The author differentiates between the mystic and his mystical experiences, and the metaphysics of mysticism. The mystic, he says, can not adequately state his experiences in terms of discursive reason, nevertheless the philosophy of mysticism is “the body of truth about the nature of ultimate reality and of our relationship to it to be derived from the content of mystical experience.” (Preface) He regards the Catholic church as the best vehicle of expression for this body of truth. The contents are: The divine immanence; Unity of God; The transcendence of God; The relation between the soul and God; Views of the mystic way; The negative way; The active night; Mystical experience previous to the night of spirit; The passive night of spirit; Purgatory and the passive night of spirit; The transforming union: or mystical marriage; On the mystical interpretation of Scripture; The witness of nature mysticism to the teaching of Catholic mysticism studied in the mysticism of Richard Jefferies; St John the poet; Epilogue; Notes.

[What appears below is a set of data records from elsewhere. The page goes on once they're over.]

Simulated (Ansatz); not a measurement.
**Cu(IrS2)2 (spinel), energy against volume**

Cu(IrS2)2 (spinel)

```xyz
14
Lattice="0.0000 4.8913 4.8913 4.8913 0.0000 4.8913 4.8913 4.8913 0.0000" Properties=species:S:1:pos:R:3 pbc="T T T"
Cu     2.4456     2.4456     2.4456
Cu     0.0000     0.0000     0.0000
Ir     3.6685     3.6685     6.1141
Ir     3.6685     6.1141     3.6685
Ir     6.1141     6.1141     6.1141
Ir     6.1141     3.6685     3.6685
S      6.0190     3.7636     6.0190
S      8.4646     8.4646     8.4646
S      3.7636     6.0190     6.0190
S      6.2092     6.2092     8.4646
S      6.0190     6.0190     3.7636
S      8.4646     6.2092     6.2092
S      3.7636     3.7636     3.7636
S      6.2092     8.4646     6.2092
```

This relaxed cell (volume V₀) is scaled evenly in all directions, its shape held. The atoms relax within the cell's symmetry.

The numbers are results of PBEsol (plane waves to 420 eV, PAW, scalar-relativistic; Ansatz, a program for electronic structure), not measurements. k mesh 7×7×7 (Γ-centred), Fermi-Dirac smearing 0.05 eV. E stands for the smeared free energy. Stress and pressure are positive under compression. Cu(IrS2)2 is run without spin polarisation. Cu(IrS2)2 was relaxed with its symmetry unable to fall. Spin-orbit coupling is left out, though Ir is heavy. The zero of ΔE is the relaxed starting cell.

Reviewed by G. E. Partridge
N Y Times p28 D 26 ’20 170w
“Mr Watkin’s book is written exclusively for his co-religionists, and others will not find it worth while to study it.”
− The Times [London] Lit Sup p387 Je 17 ’20 420w
WATSON, E. L. GRANT. Deliverance. *$2 (2½c) Knopf
20–3264
The author tells us that in this his third novel he has tried to portray the spiritual emancipation of a woman whose “love for the increasing light of her own spirit ... becomes more precious than even the unique love of woman for man.” (Preface) The scene is laid in contemporary England. The principal characters are Susan Zalesky, who is brought up in the country by her aunt, Mrs Dorothy Tyler; Paul Zalesky, Susan’s father, a philanderer, who carries on a secret love affair with Dorothy; Tom Northover, the “primitive male,” who marries Susan but makes “no claims upon her soul”; Noel Sarret, a young painter with whom Tom, who believes that the only test of morality is “the sincerity of the emotion,” goes to live shortly before the birth of Susan’s child; and Martin Hyde, a gentle young painter who loves Susan.